The counter-intuitive math behind why bulk-deleting entities trashes your TPS.


The Setup

You install Clearlagg or a Mob Stacker to "fix lag." For the next 24 hours your TPS is *worse*. This is not a mystery, it's how the engine is designed.

What Actually Happens

The Minecraft engine has hard-coded minimum entity thresholds per chunk. When a plugin deletes 50 mobs in one shot, the engine's spawner immediately fires to refill back to the minimum.

So you get a loop:

  1. 1Plugin deletes 50 entities → CPU spike to remove them
  2. 2Engine notices the deficit → CPU spike to spawn 50 new ones
  3. 3Five minutes pass → goto 1

You've turned a steady-state cost into a sawtooth, and the spikes are worse than the original load.
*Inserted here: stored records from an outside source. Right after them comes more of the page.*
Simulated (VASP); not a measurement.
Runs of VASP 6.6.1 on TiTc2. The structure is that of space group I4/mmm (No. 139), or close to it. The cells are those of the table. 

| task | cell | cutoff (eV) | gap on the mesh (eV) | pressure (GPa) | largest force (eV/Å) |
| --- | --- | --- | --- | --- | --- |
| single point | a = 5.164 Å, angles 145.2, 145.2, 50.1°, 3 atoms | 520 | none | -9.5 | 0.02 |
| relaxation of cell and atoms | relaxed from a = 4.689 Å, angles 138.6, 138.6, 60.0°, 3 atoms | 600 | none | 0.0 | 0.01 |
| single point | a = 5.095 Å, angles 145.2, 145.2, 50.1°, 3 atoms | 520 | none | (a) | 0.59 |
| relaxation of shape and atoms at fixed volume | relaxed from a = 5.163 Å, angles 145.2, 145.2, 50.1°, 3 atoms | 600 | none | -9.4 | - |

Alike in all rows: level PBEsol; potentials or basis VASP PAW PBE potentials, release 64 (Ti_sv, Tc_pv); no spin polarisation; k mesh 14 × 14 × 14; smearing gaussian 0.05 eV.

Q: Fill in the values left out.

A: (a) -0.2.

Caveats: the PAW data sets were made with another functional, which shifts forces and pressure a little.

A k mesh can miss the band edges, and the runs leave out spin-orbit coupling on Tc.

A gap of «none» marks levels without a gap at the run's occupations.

Mob Stackers Are The Same Trap

Mob stackers delete 49 mobs and replace them with one mob carrying a x50 tag. Engine sees one entity. Engine immediately attempts to spawn 49 more to hit the cap. Same loop, same waste.

The Tree Analogy

You're required to keep exactly 50 trees in your yard. Every 5 minutes, someone chops all 50 down. You replant. They chop. Forever. *That's Clearlagg.*

The Right Fix

Instead of culling entities after they spawn, lower the cap so fewer spawn in the first place. Edit bukkit.yml:

spawn-limits:
  monsters: 35      # default 70
  animals: 8        # default 10
  water-animals: 3  # default 5
  ambient: 1        # default 15

Then in spigot.yml:

world-settings:
  default:
    entity-activation-range:
      animals: 16
      monsters: 24
      misc: 12

Save → restart → measure TPS with /tps.